(Read for yourself about bird predation on juvenile salmon here)
I'll sum it up for you. Caspian terns first nested on East Sand Island near Chinook, Wash., in 1984. They started nesting there because the island was beginning to be augmented by dredge materials on the east side in 1983. In 1985, vegetation began to sprout up and the Caspian terns moved on to another island in the Columbia River farther east. These terns nested on Rice Island in 1986, which was another dredge disposal site. Rice Island is about 16 miles east of East Sand Island. The Caspian tern population exploded and it was decided these terns had to be moved back to East Sand Island after some rehabilitation work was done to make the island attractive to the birds. This move was done because we believed the terns would not eat as many juvenile salmon in estuary at the East Sand Island location. We were wrong about their diet. By 2001, the entire Caspian tern colony was moved to East Sand Island. In 2008, the Army Corps of Engineers began the process to move at least half of the Caspian tern colony from East Sand Island to other sites in Oregon and California by 2015.
In 2010, there were about 8,300 breeding pairs of Caspian terns on East Sand Island. Double-breasted cormorants started nesting there in 1989 and today, these fish eating birds number 13,600 breeding pairs. For purposes of this article, we now have some 43,800 birds living on this 62-acre island near the mouth of the Columbia River. Then add to that 1,000 breeding pairs of Brandt's cormorants, 5,000 breeding pairs of western gulls, 17,000 brown pelicans and you get some 72,800 adult birds enjoying the all they can eat juvenile salmon buffet.

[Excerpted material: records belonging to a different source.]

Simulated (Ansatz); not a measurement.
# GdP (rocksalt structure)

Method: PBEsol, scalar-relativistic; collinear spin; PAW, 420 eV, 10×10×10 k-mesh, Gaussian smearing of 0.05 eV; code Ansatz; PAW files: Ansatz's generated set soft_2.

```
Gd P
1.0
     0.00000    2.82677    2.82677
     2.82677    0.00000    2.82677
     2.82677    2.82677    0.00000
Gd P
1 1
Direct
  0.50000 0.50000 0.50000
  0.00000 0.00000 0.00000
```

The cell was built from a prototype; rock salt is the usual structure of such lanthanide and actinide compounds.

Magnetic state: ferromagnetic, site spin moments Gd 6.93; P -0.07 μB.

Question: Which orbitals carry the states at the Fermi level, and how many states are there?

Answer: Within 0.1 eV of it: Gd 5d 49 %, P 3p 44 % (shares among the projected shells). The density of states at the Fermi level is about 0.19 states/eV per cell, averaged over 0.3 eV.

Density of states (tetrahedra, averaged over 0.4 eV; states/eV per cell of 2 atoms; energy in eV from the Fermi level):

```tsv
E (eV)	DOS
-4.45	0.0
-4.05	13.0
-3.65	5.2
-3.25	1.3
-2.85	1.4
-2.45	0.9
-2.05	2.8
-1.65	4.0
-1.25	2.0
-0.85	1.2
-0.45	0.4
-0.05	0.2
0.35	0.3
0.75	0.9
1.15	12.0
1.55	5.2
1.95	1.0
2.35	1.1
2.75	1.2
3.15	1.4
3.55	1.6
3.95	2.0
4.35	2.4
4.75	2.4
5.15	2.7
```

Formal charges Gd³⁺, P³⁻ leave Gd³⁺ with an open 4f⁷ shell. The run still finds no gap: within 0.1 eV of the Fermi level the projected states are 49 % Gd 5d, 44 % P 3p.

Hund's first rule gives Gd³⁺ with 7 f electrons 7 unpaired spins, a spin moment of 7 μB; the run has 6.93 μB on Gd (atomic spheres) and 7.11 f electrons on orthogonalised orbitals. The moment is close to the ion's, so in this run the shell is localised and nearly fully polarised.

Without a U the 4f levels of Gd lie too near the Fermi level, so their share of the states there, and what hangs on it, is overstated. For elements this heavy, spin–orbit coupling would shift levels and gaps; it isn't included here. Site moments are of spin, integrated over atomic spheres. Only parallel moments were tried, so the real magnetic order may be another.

Since 2000, the Caspian terns have averaged eating more than 5 million salmon smolts per year. In 2008, they ate about 6.5 million salmon smolts. In 2010, the double-breasted cormorants ate about 19 million salmon smolts. Since 2000, the double-breasted cormorants have averaged eating about 7.5 million smolts per year. Why is this important to know? For Snake River salmon, especially our summer Chinook it is very important to know because the biggest feeding period of these birds coincides almost exactly with the arrival of our wild and hatchery Chinook smolts.
Cormorants are eating the lionshare of the salmon they eat in a year during May, they peak around May 8-19. The Caspian terns peak salmon eating frenzy is about May 15-29.
The McCall Fish Hatchery releases its 1,000,000 smolts each year around March 19. Those fish are about to embark on a 716.5 mile journey to the Pacific Ocean, but they don't take off immediately. If they did take off immediately upon release, they would likely reach Lower Granite Dam in 7-10 days, then depending on if they are passed through the hydrosystem or barged they would arrive in the estuary at varying early dates. If barged they would be there about four to seven days after they were picked up at Lower Granite Dam because it takes two days to barge them below Bonneville Dam and another two to five days for them to get to the estuary. So, if they left immediately on March 19 they could be in the estuary as early as March 30 if barged. If they pass through the hydrosystem they would be below Bonneville 6-10 days after they arrived at Lower Granite Dam and another 2-5 days to swim to the estuary. The smolts that pass through the hydrosystem, if they left immediately, would arrive in the estuary as early as April 3.
However, they don't typically leave immediately upon release at Knox Bridge. The average travel time for McCall Fish Hatchery smolts to Lower Granite Dam, and I assume they leave about the same time as the naturally produced smolts in the South Fork of the Salmon River, is 48 days. They hang around in the river a while before they take off for the ocean. We lose 404,000 hatchery smolts during these 48 days. Now if we assume the average these fish are arriving at Lower Granite Dam on May 6. Those that get picked up by barges, about 240,000, are dropped below Bonneville Dam on May 8. Those that pass through the hydrosystem arrive below Bonneville Dam May 12-16. Those that are barged arrive in the estuary about May 10-13 and those that pass through the eight dams arrive in the estuary about May 14-21. It's no wonder these Caspian terns and cormorants turn their attention to a glut of salmon for their dietary needs during the month of May.
Here is another prime example of how we have failed to manage nature. We created a place for Caspian terns and cormorants and various other birds, then we inadvertently moved them, then we purposely moved them and now we are going to move them again. We're doing our best impression of God or nature and God and nature are not amused.
Once upon a time, we did nothing and God and nature enriched us, today we do just about everything under the sun and God and nature have seen fit to impoverish us with a lesson in humility.
When will we get back to allowing the natural course of things, only then can we expect to see rivers choked with salmon again. Only then will we have saved the salmon, when we stop micromanaging everything and allow our rivers to be rivers again.